Online Material - Part 1
Welcome to the online material for Part 1 of the Introduction to Research Computing on Kubernetes workshop.
In this part we will cover:
- What is the National Research Platform?
- What is Kubernetes?
- How can we interact with the Kubernetes API?
- What are the common Kubernetes objects?
- Nodes
- Pods
- Jobs
- Volumes
In the next part we will looks at more complicated use-cases: building deployments and building simple science gateways.
National Research Platform
The National Research Platform (NRP) is a partnership of more than 50 institutions, led by UCSD that administer a distributed Kubernetes cluster called Nautilus. It is supported in part though NSF awards.
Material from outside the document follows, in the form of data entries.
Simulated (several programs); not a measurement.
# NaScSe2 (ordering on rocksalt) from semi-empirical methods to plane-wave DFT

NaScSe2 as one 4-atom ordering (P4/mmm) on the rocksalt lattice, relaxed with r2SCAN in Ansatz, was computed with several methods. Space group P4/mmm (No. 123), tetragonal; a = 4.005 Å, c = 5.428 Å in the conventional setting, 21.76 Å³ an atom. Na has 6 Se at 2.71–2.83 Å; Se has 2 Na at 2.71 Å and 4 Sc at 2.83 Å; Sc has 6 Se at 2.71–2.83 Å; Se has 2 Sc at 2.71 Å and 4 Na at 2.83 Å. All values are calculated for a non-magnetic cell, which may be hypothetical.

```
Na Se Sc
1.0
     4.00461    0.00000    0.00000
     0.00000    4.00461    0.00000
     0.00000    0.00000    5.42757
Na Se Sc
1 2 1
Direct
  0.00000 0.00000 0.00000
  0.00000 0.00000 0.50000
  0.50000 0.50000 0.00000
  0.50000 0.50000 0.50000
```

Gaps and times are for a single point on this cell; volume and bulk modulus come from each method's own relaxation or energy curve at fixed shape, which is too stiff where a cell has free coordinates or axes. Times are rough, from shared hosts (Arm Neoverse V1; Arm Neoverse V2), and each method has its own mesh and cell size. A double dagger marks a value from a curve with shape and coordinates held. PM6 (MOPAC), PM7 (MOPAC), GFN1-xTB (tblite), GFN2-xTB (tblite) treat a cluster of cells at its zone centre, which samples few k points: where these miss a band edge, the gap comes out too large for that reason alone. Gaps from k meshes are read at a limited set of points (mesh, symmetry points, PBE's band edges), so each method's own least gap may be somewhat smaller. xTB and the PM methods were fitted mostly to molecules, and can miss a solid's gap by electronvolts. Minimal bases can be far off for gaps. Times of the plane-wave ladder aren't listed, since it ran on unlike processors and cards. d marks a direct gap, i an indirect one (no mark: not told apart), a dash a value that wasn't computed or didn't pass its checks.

Three nodes are hosted at Clemson. We are not limited to running on just these nodes. As US researchers, we can get free access to run on any non-dedicated node as long as we are following the Cluster Guidelines.
If you do make use of Nautilus, be sure to acknowledge support from NRP.
Nautilus features:
- 307 nodes
- 1300 GPUs
- 7 FPGAs
- 2 ARM nodes
- HA Proxy Ingress
- Over 4PB of storage in Ceph
They have extensive documentation as well as support using the Matrix chat platform.
Kubernetes
Kubernetes is a container orchestration platform. It provides many production grade features including service discovery, load balancing, automatic rollouts, automatic failovers (self-healing), secret management, scaling automation, and batch execution.
Containers provide a method to encapsulate a program and its dependencies into a single portable entity. It provides a similar level of encapsulation as virtual machines but it is more efficient since each running container uses the same Linux kernel.
Containers images:
- Are portable – a single entity contains all dependencies so you can just move this entity around to which ever compute node you want
- Run predictably – when all dependencies are encapsulated, running becomes predictable (which helps with reproducible research)
These features are key to Kubernetes success.
Kubernetes vs Batch Schedulers
Kubernetes was designed for a different goal than most HPC batch schedulers. For example, if we compare Kubernetes to PBS (the scheduler on Palmetto Cluster):
- Kubernetes is designed for resource rich environments. It does not very gracefully handle having long queues of jobs waiting for resources.
- Kubernetes scheduler is not designed for fair-share or user accounting.
- Kubernetes does not natively handle MPI.
- Kubernetes runs containerized jobs only.
- Kubernetes provides many primitives that HPC schedulers don't. In particular it provides ways to effectively run long lived services (e.g. databases and web services).
- Kubernetes is incredibly extensible. Many of the short comings listed here for Kubernetes can be changed and fixed. For example,
Kubernetes Components
The diagram above shows a Kubernetes cluster with its various system components:
- Control Plane: A node (or series of nodes) that do not run workloads. Instead, they run the API servers, databases, and other critical infrastructure needed by Kubernetes.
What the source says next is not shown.